Integration and Summation Together !

Let $\displaystyle I(a,b)=\int_{0}^{\infty}\frac{\sin(ax)}{x(x^{2}+b)}dx$

So we have :-

$\displaystyle \frac{\partial I}{\partial a} = \int_{0}^{\infty}\frac{\cos(ax)}{x^{2}+b} dx$

$\displaystyle \frac{\partial^{2}I}{\partial a^{2}} = -\int_{0}^{\infty}\frac{x\sin(ax)}{x^{2}+b}dx= -\int_{0}^{\infty} \frac{\sin(ax)}{x}dx + b\int_{0}^{\infty}\frac{\sin(ax)}{x(x^{2}+b)} dx = -\frac{\pi}{2} + bI(a,b)$

Here I used the fact that $\displaystyle \int_{0}^{\infty}\frac{\sin(ax)}{x} = \frac{\pi}{2}$

So we have $\displaystyle (D^{2}-b)I = \frac{-\pi}{2}$ Here $\displaystyle D\equiv \frac{\partial}{\partial a}$ and $\displaystyle D^{2}\equiv \frac{\partial^{2}}{\partial a^{2}}$

Solving this ODE in a we get

$\displaystyle I(a,b) =C_{1}e^{a\sqrt{b}} + C_{2}e^{-a\sqrt{b}} +\frac{\pi}{2b}$ We have $I(0,b) = 0$

So $\displaystyle C_{1}+C_{2} + \frac{\pi}{2b} = 0$

Also $\displaystyle \frac{\partial I}{\partial a} = \sqrt{b}(C_{1}e^{a\sqrt{b}} -C_{2}e^{-a\sqrt{b}})$

Also $\displaystyle \frac{\partial I}{\partial a}$ at $(0,b)=$ $\displaystyle \int_{0}^{\infty}\frac{dx}{x^{2}+b} = \frac{\pi}{2\sqrt{b}}$ .

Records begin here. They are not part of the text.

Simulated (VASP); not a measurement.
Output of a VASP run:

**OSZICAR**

So we get $\displaystyle C_{1}=0$ and $\displaystyle C_{2} = \frac{-\pi}{2b}$

So $\displaystyle I(a,b) = \frac{-\pi}{2b}e^{-a\sqrt{b}} + \frac{\pi}{2b}$

$\displaystyle \frac{\partial I}{\partial a } = \frac{\pi}{2\sqrt{b}}e^{-a\sqrt{b}}$

$\displaystyle \frac{\partial^{2} I}{\partial b \partial a} = \frac{-\pi}{4}\left(\frac{ae^{-a\sqrt{b}}}{b} +\frac{e^{-a\sqrt{b}}}{b\sqrt{b}}\right)$

From the Definition of $I(a,b)$ we have

$\displaystyle \frac{\partial^{2} I}{\partial b \partial a} = \int_{0}^{\infty} \frac{-\cos(ax)}{(x^{2}+b)^{2}}dx$

We know $\displaystyle \int_{-\infty}^{\infty} \frac{\cos(nx)}{(x^{2}+1)^{2}} dx = 2\int_{0}^{\infty}\frac{\cos(nx)}{(x^{2}+1)^{2}}dx$

So what we need is $\displaystyle -2\frac{\partial^{2} I}{\partial b \partial a}$ at the point $(n,1)$ .

So Using the expression above we have $\displaystyle I_{n} = \frac{\pi}{2}(n+1)e^{-n}$ .

We know $\displaystyle \frac{1}{1-x} = \sum_{n=0}^{\infty}x^{n}$ for $-1<x<1$

Hence $\displaystyle \frac{x}{1-x} = \sum_{n=0}^{\infty}x^{n+1}$

Differentiating term by term once on both sides (possible due to uniform convergence)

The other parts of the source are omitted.